Moscow wages war against terrorists in Maghreb

Russia intents to actively fight terrorism in the Maghreb states, especially after the Islamist militants hit a Tunisian city of Ben Gardane on 7 March.

According to the Tunisian media, dozens of Islamist militants broke into the city near the Libyan border, and attacked army and police posts. At least 50 people, including civilians, are reported dead.

Tunisia has been combating Islamists at home and abroad since the rebellion in 2011 and dethroning of the ruler Zine El-Abidine Ben Ali. Tunisian daily newspaper Al-Sabah reported that Russia had recently provided Algeria with pictures taken by satellites along the borders with Tunisia, Libya, as well as Mali, and Niger.

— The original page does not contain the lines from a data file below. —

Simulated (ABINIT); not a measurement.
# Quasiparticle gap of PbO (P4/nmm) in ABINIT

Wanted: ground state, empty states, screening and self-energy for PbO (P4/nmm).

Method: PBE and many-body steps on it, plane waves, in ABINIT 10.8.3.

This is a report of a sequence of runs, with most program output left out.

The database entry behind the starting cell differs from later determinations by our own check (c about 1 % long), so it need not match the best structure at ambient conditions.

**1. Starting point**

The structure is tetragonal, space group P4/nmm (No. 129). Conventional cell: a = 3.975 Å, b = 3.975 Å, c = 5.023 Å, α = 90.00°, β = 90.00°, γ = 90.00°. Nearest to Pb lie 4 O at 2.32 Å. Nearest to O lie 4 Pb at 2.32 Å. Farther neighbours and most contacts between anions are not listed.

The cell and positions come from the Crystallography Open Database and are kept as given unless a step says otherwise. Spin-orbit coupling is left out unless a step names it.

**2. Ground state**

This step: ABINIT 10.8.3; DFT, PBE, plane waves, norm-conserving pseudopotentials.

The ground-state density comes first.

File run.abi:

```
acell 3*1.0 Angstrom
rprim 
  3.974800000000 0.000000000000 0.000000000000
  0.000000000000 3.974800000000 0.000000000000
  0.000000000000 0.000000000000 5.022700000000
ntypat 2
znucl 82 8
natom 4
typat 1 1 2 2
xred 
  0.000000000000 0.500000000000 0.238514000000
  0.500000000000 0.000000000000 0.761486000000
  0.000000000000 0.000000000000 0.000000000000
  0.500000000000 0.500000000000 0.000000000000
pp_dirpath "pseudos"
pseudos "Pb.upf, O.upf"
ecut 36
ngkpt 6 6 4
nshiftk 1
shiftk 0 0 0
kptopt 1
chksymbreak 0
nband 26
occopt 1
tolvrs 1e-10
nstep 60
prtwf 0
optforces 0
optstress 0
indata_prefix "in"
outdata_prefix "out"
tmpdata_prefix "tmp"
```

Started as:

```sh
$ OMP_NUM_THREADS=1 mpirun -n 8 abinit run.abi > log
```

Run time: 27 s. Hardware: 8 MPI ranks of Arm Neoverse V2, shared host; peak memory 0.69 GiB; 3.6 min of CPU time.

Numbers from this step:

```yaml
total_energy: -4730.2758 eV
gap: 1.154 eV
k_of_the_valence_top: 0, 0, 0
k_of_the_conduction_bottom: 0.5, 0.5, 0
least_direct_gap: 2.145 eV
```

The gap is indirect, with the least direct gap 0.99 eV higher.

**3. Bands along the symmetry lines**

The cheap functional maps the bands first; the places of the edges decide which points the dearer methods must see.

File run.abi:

According to the Algerian sources, the photos helped the country's army to suppress several attempts of the fighters and weapon smugglers to enter the country. Al-Sabah says that Algeria asked Moscow to provide it with information on the terrorists' movements in the region. Al-Shrouk newspaper reported that, "Moscow is going to open an unprecedented page in military and security cooperation with Tunisia," including supplying it with "Russian weapons, such as helicopters, to combat terrorism and protect its borders."

Pravda.Ru reported that Foreign Ministers of Russia and Tunisia made a joint statement on the terrorism counteractions on 14 March after they had agreed upon the measures during the negotiations.

Vladimir Putin and the King of Morocco Mohammed VI signed a deal on the advanced strategic partnership between the countries on 15 of March. There was also signed an agreement on the mutual security of the secret military data.